After a second reading, The Prince of Tides still stands as the best book I’ve read in capturing what the coastal lands and waters of the low country of Georgia and South Carolina look, smell, taste, and feel like: how deep in the bones and a part of the blood they are for many people who live among them.

Clover by Dori Sanders book cover Novel: Clover
Author: Dori Sanders, born York County, SC 1934
Setting: rural South Carolina

Clover, a 10 year-old black girl, has lost her mother and the grandfather who raised her while her father was away earning money. When her father moves back home and becomes principal of her school, and then dies in a car accident the day he marries a white woman, Sarah Kate, Clover is left to be raised by a woman who is a stranger to her.

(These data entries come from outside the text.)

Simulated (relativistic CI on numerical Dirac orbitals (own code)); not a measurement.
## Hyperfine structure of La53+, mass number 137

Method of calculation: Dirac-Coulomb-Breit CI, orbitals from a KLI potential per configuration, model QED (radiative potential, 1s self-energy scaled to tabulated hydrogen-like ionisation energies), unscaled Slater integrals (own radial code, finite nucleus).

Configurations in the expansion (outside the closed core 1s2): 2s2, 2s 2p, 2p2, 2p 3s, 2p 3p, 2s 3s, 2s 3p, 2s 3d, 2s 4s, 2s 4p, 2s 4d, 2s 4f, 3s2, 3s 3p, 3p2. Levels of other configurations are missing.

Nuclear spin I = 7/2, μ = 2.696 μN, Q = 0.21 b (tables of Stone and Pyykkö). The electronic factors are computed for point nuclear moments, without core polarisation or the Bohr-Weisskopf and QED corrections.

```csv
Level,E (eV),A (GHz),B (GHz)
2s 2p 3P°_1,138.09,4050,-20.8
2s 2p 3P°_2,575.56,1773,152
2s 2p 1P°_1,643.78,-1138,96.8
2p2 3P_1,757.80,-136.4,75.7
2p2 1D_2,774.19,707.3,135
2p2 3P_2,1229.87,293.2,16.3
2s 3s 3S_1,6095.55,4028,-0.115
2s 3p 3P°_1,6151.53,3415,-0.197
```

Clover lives in a small South Carolina community, among her aunts, uncles, and community friends, and nobody understands why Gaten (Clover’s father) would marry a white woman. Nobody trusts Sarah Kate to do right by Clover.

It’s still kind of hard getting used to someone like Sarah Kate. She just doesn’t seem to fit in anyplace.

Clover is the story of Clover, Sarah Kate, and all of the community grieving together, helping one another, coming to love each other, and Sarah Kate becoming a part of the community nobody ever believed she’d belong to.

I appreciated the grace in this book, and the descriptions of summer in inland South Carolina — at the peach stand the family ran, in the hot living rooms, and the sounds that make you feel it even when you’re reading in the mountains of Virginia in late winter.

Anytime you have them old cicadas singing so strong this early in the day, you know it’s gonna be a scorcher.

Mermaid Chair book cover Novel: The Mermaid Chair
Author: Sue Monk Kidd, lived in Charleston and Mt. Pleasant, SC
Setting: a South Carolina barrier island

Set on a fictitious island off the coast of South Carolina, accessible only by boat, The Mermaid Chair is Jessie Sullivan’s dive into the deep waters of herself after putting herself into the box of her marriage of 20 years. In those 20 years she did not grow: she did not explore her needs, passions, or deep loves.

Early in the book she travels from her safe and routine life to her childhood home of Egret Island to tend to her mother, who has chopped off her own finger with a meat cleaver. While there, Jessie falls in love with the marshes of her island home, and also with a doubting monk who tends the rookery for the monastery on the island.

The descriptions of Egret Island were more of a tackified tourist village of a coastal town, with knick-knacks and brightly colored buildings, than I expected. It felt a shallow description of the coastal world when compared with Pat Conroy’s deep knowing of the marshes, so I wasn’t surprised to read in the author’s notes that she’d researched barrier islands of South Carolina — she hadn’t grown up there. The small towns of Secret Life of Bees seemed more authentic (though I’ve never lived in a small town in SC, so what do I know?), but I loved The Mermaid Chair anyway.

Andrea Reads America: Rhode Island

Map of 3 books set in Rhode Island: Spartina, The Lowland, The Book That Matters Most
Andrea Reads America: Rhode Island

Until I read Rhode Island, I had no idea it had a rich coast of marshland like my home state of Georgia, 900 miles to the south. I had seen the title Spartina on a list of National Book Award winners and was startled when I saw it was based in Rhode Island rather than the southeastern or mid-Atlantic coast, which I thought was Spartina grass’s northern limit. The Lowland also features the coastal beauty of Rhode Island’s marshes and estuaries, where fresh water meets the sea. Because of these marshes, the beaches, the ocean scenes, and the marine life that appear in these books, I loved reading Rhode Island. I’d like to visit and explore it more in real life now.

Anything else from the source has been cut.